It’s a hybrid world

Jonathan Arnold - Managing Director at Volta Datacentres, shares his predictions for the IT and datacentre industry in 2018.

  • 6 years ago Posted in
Stakeholders in the IT industry – vendors, Channel, consultants, analysts and end users – must look at the political world with envy when it comes to the certainties to be encountered at Westminster and beyond! Brexit is an almost guaranteed disaster. For the Brexiteers, we’ll end up being too generous when it comes to the much talked about ‘divorce bill’, and for the Bremoaners, any deal short of the existing one we have as part of the EU will be a disaster. Add in the certainty of financial and personal life scandals, stir with the ongoing will she or won’t she remain as Prime Minster, sprinkle in a pinch of economic meltdown as the lessons of 2008 seem well and truly forgotten (apparently there’s more personal debt now than there was pre that previous crash – oh dear!), and that’s the year 2018 in politics.
Turning our attention to the world of IT and data centres, and nothing is quite so clear. Blink and you’ll miss the next technology development or business trend. Don’t believe me? Then think back over the past 10 years or so. Plenty has changed and, most notably, the pace of change has picked up dramatically, which makes planning for the future a particularly difficult task. That said, while there may be no ‘death and taxes’ certainties, there are some obvious trends that will continue, alongside the emergence of at least one new technology.
The IT and data centre industry has performed the in/out dance since its birth. One minute everything needs to be centralised. The next minute everything needs to be distributed. That model is now being replaced by what I call hybrid infrastructure – a balanced mix of centralised and distributed IT resource, housed in a mixture of large, consolidated data centre facilities and, increasingly, local, edge, micro data centres. Clearly, one size doesn’t fit all.

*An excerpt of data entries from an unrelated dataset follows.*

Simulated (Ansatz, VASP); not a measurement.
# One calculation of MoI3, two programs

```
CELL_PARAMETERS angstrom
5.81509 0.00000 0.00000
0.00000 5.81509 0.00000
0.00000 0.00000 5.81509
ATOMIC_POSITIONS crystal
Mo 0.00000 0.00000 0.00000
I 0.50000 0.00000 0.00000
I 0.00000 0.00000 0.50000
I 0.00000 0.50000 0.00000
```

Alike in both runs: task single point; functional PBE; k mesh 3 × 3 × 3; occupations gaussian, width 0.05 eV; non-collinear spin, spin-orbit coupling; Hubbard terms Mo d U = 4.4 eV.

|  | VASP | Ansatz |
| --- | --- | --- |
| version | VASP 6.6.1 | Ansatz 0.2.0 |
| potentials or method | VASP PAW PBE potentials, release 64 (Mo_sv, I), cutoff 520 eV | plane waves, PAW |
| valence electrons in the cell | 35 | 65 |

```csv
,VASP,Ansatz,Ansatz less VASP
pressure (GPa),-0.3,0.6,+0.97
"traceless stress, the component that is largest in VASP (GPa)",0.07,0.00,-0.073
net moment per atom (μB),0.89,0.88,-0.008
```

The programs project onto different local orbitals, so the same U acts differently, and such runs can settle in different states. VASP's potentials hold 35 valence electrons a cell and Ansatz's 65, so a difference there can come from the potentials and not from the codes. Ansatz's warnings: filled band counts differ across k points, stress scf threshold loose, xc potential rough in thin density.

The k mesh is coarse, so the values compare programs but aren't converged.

Similarly, there seems to be a final recognition that any organisation needs to have a mixture of in-house and external IT and data centre resources, including colo, Cloud and Managed Services. Optimum flexibility, efficiency and cost requirements dictate such a policy. So, we have the emergence of a hybrid, hybrid world. IT and data centre infrastructure owned and operated in-house, owned and operated externally from a mixture of consolidated, centralised and distributed, localised facilities.
To reflect this change, it seems reasonable to expect an organisation’s workforce expertise to be transformed - especially when it comes to the IT department. There may no longer be the need for dedicated, single discipline IT experts, as much of the required skills are being sourced externally. The data centre is finally being recognised as a business’s data/information resource, and this requires that the data centre professionals and the facilities folks bury the hatchet and work closely together. It’s been talked about for years, but it does need to happen. Add in the fact that completely non-technical staff should be enabled (within boundaries) to fire up IT resources without finding a bottleneck in the data centre or IT infrastructure, and we see the emergence of…a hybrid, almost virtualised, pool of human resource when it comes to specifying and implementing the infrastructure required to support any new application. That’s to say, personnel from all company departments need to be involved in the IT and data centre process.
Automation and orchestration are crucial to achieving all of the above. So expect big things from this management area over the next 12 months. Running a hybrid, agile and optimised data centre and IT infrastructure is no longer possible without high levels of automated management. It’s just surprising that there aren’t more comprehensive solutions out there. We seem to be stuck in the multi-console age – whereby there are far too many software programmes running small chunks of the business. That needs to change.
Technology-wise, things move fast in the IT space. Not so much in the data centre industry – where some of the established technologies are those discovered by the ancient Greeks! It may take a while for the pace of change to increase, but I’m reliably informed by several sources that foam batteries will have a major impact on the data centre space in the near future. The promise is of better safety, much higher densities, and lighter weight batteries. Foam batteries seem to be under the radar as far as Wikipedia is concerned, but there’s plenty of vendor information out there for those interested.
It would be great to think that foam batteries are going to be just one or many energy efficiency related developments that will take the industry by storm – alternative energy, waste heat re-use and the like – but the UK seems depressingly slow to investigate these alternatives. No doubt, as smart cities become a reality, the data centre will have to adapt to play its full part.
Depressingly, it seems safe to predict that, despite the Digital Age developing at pace, far too many data centres will continue to be (relatively) inefficient and expensive to run!
I’ve managed to get this far without mentioning the ‘highlight’ of 2018 – but I can’t end without a nod in the direction of the arrival of the General Data Protection Regulation (GDPR). Security breaches are just a part of the landscape these days, but compliance promises to be centre stage, if only for a short while when GDPR finally arrives. I imagine that there will be a flurry of stories, as mainstream journalists make all manner of data-related requests to see if they can catch out big name organisations. And once this initial furore dies down, everyone will realise that, in actual fact, if they are looking after their data diligently, then GDPR compliance will not actually cause too many problems. But that won’t stop all the hype from vendors trying to push GDPR solutions!